OK, I'll admit it right up front: I've abandoned more than my share of shopping carts at various online retail sites without so much as a twinge of conscience. After all, it's not as if my cart is taking up real space, clogging up an aisle, getting in people's way. It's not as if some overworked, underpaid digital serf has to scurry around refolding all the T-shirts and turtlenecks and tank tops and yoga pants and barn jackets and swimsuits and putting them all back on their virtual shelves.

So, when I started seeing stories about the "problem" of these abandoned carts, I suspected the real problem was wishful thinking on the part of retailers. Customers had piled all this stuff into their carts, as if they meant to buy it, but then they hadn't. The people selling the stuff wished they had. And because, like everybody, they think everything is all about them, they assumed there must be something they could do about it — some way they could 'solve" this "problem" and capture what they imagined to be the "lost" revenue it represented. (In fact, some retailers have hired services to dog your digital footsteps and remind you of all the lovely things you left in the cart at their site, and maybe even offer you free shipping if you go back and buy them.)

Be serious, I thought. If you're going to count the $2,700 I didn't pay for the Loro Piana cashmere shawl I left in my shopping cart as lost revenue, you might as well add in another $3,000 for the shearling coat I looked at longingly in a store window last fall and also didn't buy. And where do you draw the line? What about the $905 for the red crocodile tote I was admiring in Vogue the other day but am quite unlikely to purchase. Is somebody going to count that as lost revenue, too?

The thing is, if my failure to purchase these goods is a problem, it isn't one that retailers can solve by hiring consultants and streamlining their checkout process. Or any other way — unless they can dig up some long-lost and recently deceased rich uncle who turns out to have left me his billions.

Sorry, stores. It's not your problem; it's mine. I'm walking away from these shopping carts because I can't pay for the stuff I put in them. I didn't expect it to add up to so much. Or I just changed my mind. Or I remembered I look awful in that color. How can you not see that?

Oops — turns out they can and do. As Tealeaf's Vice President of World Wide Marketing Geoff Galat explains it to me, online merchants know that people "abandon" shopping carts for all sorts of reasons. They know we fill one up, go off to check the prices for similar merch at three other sites, and then forget where we started — or else the phone rings, or we feel obliged to go back to work before somebody notices we're shopping, or "Project Runway" comes on, or somebody wants his dinner, or it's way past bedtime and we can't keep our eyes open for another minute.

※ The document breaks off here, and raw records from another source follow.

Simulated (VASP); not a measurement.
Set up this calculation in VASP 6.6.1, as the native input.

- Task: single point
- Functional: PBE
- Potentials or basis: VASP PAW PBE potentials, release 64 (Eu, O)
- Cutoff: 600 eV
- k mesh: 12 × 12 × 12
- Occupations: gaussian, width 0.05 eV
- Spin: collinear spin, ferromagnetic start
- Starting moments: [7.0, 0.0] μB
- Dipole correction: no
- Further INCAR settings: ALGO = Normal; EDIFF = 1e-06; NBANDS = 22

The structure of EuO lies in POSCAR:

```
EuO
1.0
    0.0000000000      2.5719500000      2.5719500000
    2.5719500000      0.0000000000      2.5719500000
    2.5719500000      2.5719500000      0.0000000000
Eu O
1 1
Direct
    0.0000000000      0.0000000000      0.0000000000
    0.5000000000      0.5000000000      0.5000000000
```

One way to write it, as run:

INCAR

Cart abandonment prompted by such externalities may leave retailers with a wistful ships-that-pass-in-the-night sense of missed opportunity, but what really worries them are carts abandoned by customers who'd actually like to buy the things in them, but can't. They click on "checkout," fill in their credit card number, click "confirm" — and then, nothing. Or the site decides their Visa number doesn't compute, or it keeps endlessly flipping them back to the previous screen, or it suddenly decides one of the things in the cart is no longer available in tangerine, or it wants to charge them extra to ship their package to Bolivia even though they actually live in Bolivia, Ill.

Now that I think of it, I've run into a few of these snafus myself. I end up wanting to throw the computer out the window. The good news, according to a recent study commissioned by Tealeaf, is that they aren't happening quite as often as they used to. Tealeaf makes software that tracks individual online transactions step-by-step for retail sites, so retailers can figure out where the glitches are and fix them. Sometimes they'll even contact the frustrated shopper to apologize and ask if she still wants that tangerine cardigan.

But they usually only follow up when they have evidence of intent to buy. Serial cart abandoners who haven't clicked "checkout" and "confirm" don't have to worry about being tracked down and inveigled into paying for stuff they liked well enough to put in their carts but had too much sense to actually pay for.